So, what are the important considerations for dumping Eclipse in favor of IntelliJ? Here are mine:

  1. Are IntelliJ Java projects faster especially when scaling up to large ones? A persistant complaint about Eclipse is that it seems to really bog down and/or crash with very big projects (and lots of plug-in installed). This is a difficult and time-consuming thing to prove scientifically and concretely, so my intuition will mostly come into play here.
  2. How do the two compare handling Ruby and Ruby on Rails? (IntelliJ has recently advertised itself as a good Rails IDE). I will tackle this evaluation in a separate, future, article.
  3. My favorite Eclipse plug-ins ... is there any functionality not covered by IntelliJ functionality and plug-ins? For instance, I've gotten very used to the rich functionality of the Oxygen XML plug-in and have come to dislike Eclipse's built-in XML editor. And, as you'd expect, the Oxygen people don't have both an Eclipse and an IntelliJ plug-in to offer (who would bother?).
  4. Refactoring support. IntelliJ users claim refactoring is better supported than in Eclipse.
  5. Managing test cases and suites. These days an IDE better be good at helping the developer do test-driven development. (This is especially true for Ruby where those folk rely heavily on TDD rather than the strong typing that is the foundation of Java.)

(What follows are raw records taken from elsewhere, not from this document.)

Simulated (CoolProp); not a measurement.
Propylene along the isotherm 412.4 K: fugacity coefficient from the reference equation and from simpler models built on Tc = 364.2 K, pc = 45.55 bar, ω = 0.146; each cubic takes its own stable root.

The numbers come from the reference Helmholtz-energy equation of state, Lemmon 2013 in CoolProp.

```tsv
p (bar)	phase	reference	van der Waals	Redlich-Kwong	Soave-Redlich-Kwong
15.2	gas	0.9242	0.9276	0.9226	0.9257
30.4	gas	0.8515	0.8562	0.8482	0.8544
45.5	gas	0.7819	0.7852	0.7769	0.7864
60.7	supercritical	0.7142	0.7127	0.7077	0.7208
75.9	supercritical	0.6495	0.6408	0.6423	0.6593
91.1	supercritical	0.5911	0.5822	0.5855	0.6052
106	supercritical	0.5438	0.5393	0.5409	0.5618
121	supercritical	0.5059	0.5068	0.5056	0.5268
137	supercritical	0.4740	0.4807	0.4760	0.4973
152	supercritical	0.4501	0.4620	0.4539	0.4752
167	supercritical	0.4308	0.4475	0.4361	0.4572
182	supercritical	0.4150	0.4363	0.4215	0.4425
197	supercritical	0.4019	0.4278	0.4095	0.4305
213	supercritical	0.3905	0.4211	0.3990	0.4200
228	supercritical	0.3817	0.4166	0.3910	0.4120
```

[edit] Before you read further

Before continuing on my article, please read this highly informitive look at the top Java IDE's by Jacek Furmankiewicz. If you are, especially, working on Swing projects, you might want to strongly consider Net Beans instead of either Eclipse or IntelliJ:

[edit] Introducing IntelliJ to your Eclipse Projects

About Idea IntelliJ 7

  • The first, most important hint is that an Eclipse workspace is equal to an IntelliJ project and further, that an Eclipse project is equal to an IntelliJ module. Get this concept in your head or you will start out screwing up your IntelliJ workspace from the beginning (I had several false starts). If you open the IntelliJ help and search for Eclipse, you'll find a handy short page on the difference in terminology between the two.
  • It seems that it would make sense to keep your IntelliJ project space linked with your Eclipse workspace, especially when evaluating the former. Changes from IntelliJ will be propageted to the Eclipse workspace I assume. I have checked in the projects on the Eclipse-side into Subversion and IntelliJ picks all this up.


  • IntelliJ also correctly turns the Eclipse projects into IntelliJ modules in it's own workwpace, but incorrectly assumes that the default module type is Java. In my case, most of the projects in my Eclipse workpsace were actually non-Java projects, because 1) I use Eclipse a lot as a client for Subversion and 2) I am most interested right now in trying out Ruby and Rails on IntelliJ. The actual sandbox files in Subversion stay in the Eclipse directory.
  • The IntelliJ equivalent of the Eclipse .project file is an IML file, where, for lack of information found in the Eclipse properties, IntelliJ has assumed a Java nature. This points out a more core difference between the two: Eclipse can be installed as a naked IDE without any preference for Java. In fact, there is a default type of project, Simple Project which can be used just to set-up a folder structure in the workspace and decide what natures it will have later. On the other hand, IntelliJ shows clearly that it is meant primarily as a Java IDE since this is the default nature and there is no equivalent vanilla type to select.
  • On the Macintosh, a default JDK was not detected, therefore I had to add at least one version of the JDK manually (maybe this is different on Windows or Linux?).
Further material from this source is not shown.